Extended Tertian Harmony and Non-chord tones

Extended harmony is anything beyond the seventh in a triadic chord. This includes 9ths, 11ths, and 13ths. Labeled G9, G11, and G13 (for dominant chords).

  • G9 is G,B,D,F,A
  • G11 is G,B,D,F,A,C
  • G13 is G,B,D,F,A,C,E

If a non-chord tone doesn’t fit within our given possibilities, it’s most likely an extention. Your options for non-chord tones are:

  • passing tone
  • neighbor tone
  • escape tone
  • appogiatura
  • suspension
  • retardation
  • pedal tone (pedal point)
  • anticipation

If you have what looks like a G7, and you see an A, but it doesn’t fit into any of these non-chord tone motion options, you have a G9.

Dominant Ninth Chords

What are the differences between these chords?

  1. V9
    • when you have just a 9 next to the V, it includes all the triadic tones up to the ninth.
    • in C, spelled G,B,D,F,A.
  2. Vadd9
    • “add” means to add a note to the triadic harmony, in this case, you’re adding the 9th.
    • in C, spelled G,B,D,A.
    • also often grouped like G,A,B,D.
    • this is not the same as sub.
    • sub means to substitute a chord tone with the given note.
  3. V9 65
    • still spelled like a V9 but in first inversion (of seventh chord inversions).
    • if the ninth is on the bottom, it’s probably not a ninth, but a pedal tone.
  4. Vsub13
    • sub effects a chord tone, while add doesn’t.
    • though spelled the same as a iii6, it functions as the dominant so it is labelled Vsub13 (or Vsub6).
    • in C, spelled G,B,E.

A V9 chord is the combination of a V7 and a G#%7. In A, the lower 4 notes are E,G#,B,D (V7). The upper 4 notes are G#,B,D,F#.
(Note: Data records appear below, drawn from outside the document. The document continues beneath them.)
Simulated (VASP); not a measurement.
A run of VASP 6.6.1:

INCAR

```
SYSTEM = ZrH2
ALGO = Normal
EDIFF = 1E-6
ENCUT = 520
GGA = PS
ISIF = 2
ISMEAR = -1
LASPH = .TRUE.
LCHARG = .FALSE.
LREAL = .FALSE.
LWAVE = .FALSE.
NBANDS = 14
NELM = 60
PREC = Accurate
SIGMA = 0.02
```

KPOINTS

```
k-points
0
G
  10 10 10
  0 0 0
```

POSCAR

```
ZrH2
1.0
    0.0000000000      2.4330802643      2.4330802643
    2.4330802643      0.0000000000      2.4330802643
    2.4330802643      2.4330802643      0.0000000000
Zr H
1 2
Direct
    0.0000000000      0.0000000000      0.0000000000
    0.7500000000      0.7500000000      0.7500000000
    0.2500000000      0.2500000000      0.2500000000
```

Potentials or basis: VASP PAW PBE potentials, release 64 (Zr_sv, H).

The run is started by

  • when spelling dominant extentions use the diatonic scale degrees in the key of the tonic.

ALL OF THIS BEING SAID, the ninth chord is a last resort. It is rare in the type of music that this system of tonal analysis was created to analyze. Extentions are used mainly for jazz, which is far out of our fixed system of analysis.

Whether you analyze a tone as an extention or non-chord tone is up to how you hear it. Just make sure you label the tone to match what your analysis says.

In the case of a b9, (in A minor) the chord symbol would be a E7(b9). In the roman numeral analysis you would write V9, because the b9 is naturally occuring in the key. It is altered in the parallel major (how we label dominant extentions) so it is labelled as E7(b9) in chord symbols.